I didn’t think I would get so engrossed in a documentary about a musician I had never heard of, but Searching for Sugar Man is just such a great story that I was taken in immediately. The story is real but you would be forgiven for thinking it is fiction because it is just that good.

The documentary centres around a record store owner and a journalist from South Africa who go in search of their hero, a man from Detroit who, after releasing two albums which were monumental flops in America, became bigger than Elvis in South Africa.

The artist’s name is Rodriguez and legend has it that his first album Cold Fact only ended up in South Africa because a girl was visiting her boyfriend and brought it with her. One interviewee comments that in everyone’s record collections growing up they had Abbey Road, Dark Side of the Moon and Cold Fact.

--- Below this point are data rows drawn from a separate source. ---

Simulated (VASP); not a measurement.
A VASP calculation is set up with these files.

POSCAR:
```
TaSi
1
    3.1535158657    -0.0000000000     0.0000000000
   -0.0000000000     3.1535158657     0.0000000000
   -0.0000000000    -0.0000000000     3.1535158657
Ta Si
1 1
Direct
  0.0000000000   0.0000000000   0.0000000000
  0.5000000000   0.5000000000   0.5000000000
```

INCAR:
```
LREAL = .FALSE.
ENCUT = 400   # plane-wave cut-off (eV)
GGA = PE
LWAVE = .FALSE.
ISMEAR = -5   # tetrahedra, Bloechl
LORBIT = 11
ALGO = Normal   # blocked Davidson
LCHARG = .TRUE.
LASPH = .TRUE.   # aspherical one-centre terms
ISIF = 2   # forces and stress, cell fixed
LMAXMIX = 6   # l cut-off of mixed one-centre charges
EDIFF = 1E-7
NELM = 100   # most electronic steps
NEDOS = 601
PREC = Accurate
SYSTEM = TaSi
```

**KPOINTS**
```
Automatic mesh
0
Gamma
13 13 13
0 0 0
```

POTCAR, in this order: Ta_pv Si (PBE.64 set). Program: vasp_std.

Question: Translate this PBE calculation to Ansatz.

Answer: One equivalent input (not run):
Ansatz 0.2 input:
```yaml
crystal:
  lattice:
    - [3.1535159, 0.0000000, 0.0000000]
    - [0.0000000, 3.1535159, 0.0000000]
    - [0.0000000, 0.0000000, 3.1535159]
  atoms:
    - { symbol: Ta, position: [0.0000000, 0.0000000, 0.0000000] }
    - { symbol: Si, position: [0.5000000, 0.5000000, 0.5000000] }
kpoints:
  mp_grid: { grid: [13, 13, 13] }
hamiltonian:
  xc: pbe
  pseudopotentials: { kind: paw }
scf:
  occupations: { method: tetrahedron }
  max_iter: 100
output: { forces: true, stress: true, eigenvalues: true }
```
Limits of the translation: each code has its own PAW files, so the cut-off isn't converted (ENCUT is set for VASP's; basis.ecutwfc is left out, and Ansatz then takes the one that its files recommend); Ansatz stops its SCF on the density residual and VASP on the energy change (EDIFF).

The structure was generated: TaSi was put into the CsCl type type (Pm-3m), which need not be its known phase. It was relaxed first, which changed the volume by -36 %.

Nobody in South Africa knew anything about Rodriguez but his music had a huge influence on those involved in anti-apartheid movements and spoke to a whole generation of young people. His second album Coming from Reality was the last they heard of the man and legends about his death began to circulate. Many believed that he had set himself on fire on stage, or that he had shot himself after his final song, but nobody really knew.

I would advise going to see this film before you read the rest of this review as finding out what happened to Rodriguez is so much more enjoyable on screen than having me spoil it for you, and I am about to spoil it.

As the men tell the tale of their search for Rodriguez, we are introduced to people who worked with him on his two albums. They speak about his overwhelming talent but record label owners claim to have no idea where the money from the album sales went. Eventually we find out that the rumours of his death were just that, rumours. The moment when we are told Rodriguez is still alive was genuinely exciting and having heard how much effort the guys put into finding him, there could be no happier ending.

The documentary itself is really well done; there is a good variety of interviewees that keep it lively and moving along. The thing that makes it even better? The music. The director has included animated shots of Rodriguez with his songs playing over them, which are interspersed between interviews, so we get a good idea of what all the fuss is about.

A story that is almost too good to be true and a film that entertains throughout. Definitely worth going to see.